La Panamericana. Santiago Elordi. Madrid: Editorial La Huerta Grande, 2018. 176 pages.
Last year, we were treated to one of the most recent novels by Chilean writer and documentary filmmaker Santiago Elordi: La Panamericana. La Huerta Grande press undertook the publication, confident in their belief that this book would indeed become one of this year’s must-reads.
Nevertheless, this does not mean to say that La Panamericana is a commercial novel, one of those that seeks to climb the shelves of “bestsellers” in bookstores and that bursts into readers’ consciousness after a monstrous promo campaign. Within the possibilities of this new publication there hides, perhaps, the most important intention of art: La Panamericana is, by its own merit, a cult object. It can claim this title because it is built (and it concludes, almost imperceptibly) by disturbing consciousness and implanting doubt.
There is a deep abyss between literature destined for consumption and underground or alternative literature. This is not a question of drafting a generalizing paradigm of the presses and media that promote one type or the other (in a reality of gray in-betweens and exceptions, like the reality of literature, such a discussion could take days, even weeks, and it would only serve to lead us to a nonexistent conclusion). Rather, it is a question of proving the importance of backing up books that encourage the construction of an opinion critical of our surroundings.

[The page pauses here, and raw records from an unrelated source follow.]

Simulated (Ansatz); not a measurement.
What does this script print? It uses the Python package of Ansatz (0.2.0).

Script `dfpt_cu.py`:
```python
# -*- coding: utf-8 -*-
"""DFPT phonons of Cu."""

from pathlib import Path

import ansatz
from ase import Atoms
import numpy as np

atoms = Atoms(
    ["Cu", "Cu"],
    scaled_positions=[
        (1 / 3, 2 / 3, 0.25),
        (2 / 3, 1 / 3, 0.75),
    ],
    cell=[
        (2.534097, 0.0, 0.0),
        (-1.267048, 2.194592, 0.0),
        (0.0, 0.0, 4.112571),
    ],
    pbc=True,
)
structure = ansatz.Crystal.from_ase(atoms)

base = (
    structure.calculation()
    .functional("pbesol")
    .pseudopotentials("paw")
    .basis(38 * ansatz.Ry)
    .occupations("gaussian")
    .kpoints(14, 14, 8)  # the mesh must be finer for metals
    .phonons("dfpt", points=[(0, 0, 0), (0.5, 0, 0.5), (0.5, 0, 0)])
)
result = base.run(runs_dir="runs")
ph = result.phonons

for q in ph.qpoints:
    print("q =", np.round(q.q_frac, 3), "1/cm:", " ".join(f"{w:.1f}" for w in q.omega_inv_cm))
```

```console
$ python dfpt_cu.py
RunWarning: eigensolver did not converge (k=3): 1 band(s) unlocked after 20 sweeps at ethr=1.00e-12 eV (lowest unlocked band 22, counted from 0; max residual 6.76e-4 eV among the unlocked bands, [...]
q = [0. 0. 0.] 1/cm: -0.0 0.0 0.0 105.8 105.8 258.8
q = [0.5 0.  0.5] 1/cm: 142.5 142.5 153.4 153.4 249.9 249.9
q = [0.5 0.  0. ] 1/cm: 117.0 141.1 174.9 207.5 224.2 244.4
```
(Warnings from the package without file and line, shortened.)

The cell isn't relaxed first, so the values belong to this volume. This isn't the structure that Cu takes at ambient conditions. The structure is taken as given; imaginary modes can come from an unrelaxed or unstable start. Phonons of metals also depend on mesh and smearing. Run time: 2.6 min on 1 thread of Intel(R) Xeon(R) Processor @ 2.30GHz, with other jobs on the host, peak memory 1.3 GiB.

And so we have felt (not seen, nor analyzed, but felt) the workings of Elordi’s new novel, La Panamericana. Emerging from the notes of the author himself, notes he compiled years before on a similar journey through the various countries of America, it tells the story of Vicente Concha and the path he must take, not only physically but also spiritually and intellectually, to return to his native Santiago de Chile. “A literary character,” Elordi declares, “who is already well known, an existential traveler like The Stranger of Camus, drowning in his own freedom, bordering on self-destruction.” He will return to the Chilean capital to discover he has a daughter in that city, and this will be the first turning point in his life. Then he will set off towards an apparent starting point, a return and a route that will prove, through its loquacious, analytical, and romantic narrative, the effect of time and of lived experience on our understanding of the world.
The second turning point gives shape to his diary, dividing it into two sections of theological echoes: “Antes de la caravana” (AC) and “Después de la caravana” (DC). This moment comes when he meets “los tres” [the three] at a port on the Colombian Amazon: Ivonne, Max, and Jerónimo, characters charged with a strange mysticism who will change Vicente’s life. At that moment, he will become the driver of their Bugatti and he will join the group on their path along the Pan-American Highway, hurtling irremediably toward the explosion of his fate.
In this way, we also set off from a fantastic crossroads of memory and the future, the evident and the apparent, the weight of reality and its lightness when, like Vicente, we are able to minimize the world. La Panamericana urges the reader to put on the glasses of the continuous questioner; there will be no other entrance into this wild and unexplored world that stretches from the lush forests of the Amazon to the Atacama Desert to the ice of the far south.
Santiago Elordi has written a total work that roundly attacks the various dimensions of love, friendship, and the settings of life. His novel is a song of individual liberty (which Vicente professes and teaches us by example), and it is peppered with a poetic language engrossed in the purity of its intentions; La Panamericana could be poetry in novel form, an entirety tainted by possibilities and questions about who we are, what surrounds us, what the future will bring.
We have here a border tale with beatnik echoes, not only thanks to the physical borders crossed by Vicente and “los tres,” but thanks to its elegant, exhilarating way of jumping over the limits and social conventions that mark us and hold us in a tight grip. La Panamericana treasures the most mundane anxieties and shows us the sublimity of this trivial universe, as well as the magic of a literary grandiloquence that emerges more from the shamanic dimension of the characters than from their own human condition. In this way, we enter also into the problems of the present globalized world, governed by technological totalitarianisms. Vicente speaks to us from the epilogue, still trying to take in a third blow to his life: his position as a worker in a video game company leads him to realize how different life was before the eruption of technologies in the construction of human relationships and individual consciousness.
This novel is a vertiginous glimpse into the deepest judgments of humanity. It is the organic and independent personalities of its characters, the way they interact with a living landscape that also responds to the reader’s impressions, that transforms La Panamericana into the story of stories. Santiago Elordi may have already placed the endpoint, but everything that begins to end with the apotheosis of the reading experience is, like the path of Vicente Concha and “los tres,” unpredictable, thrilling, dangerous; everything turns around the beauty and the potentiality of the unknown, and around our ability to overcome ourselves.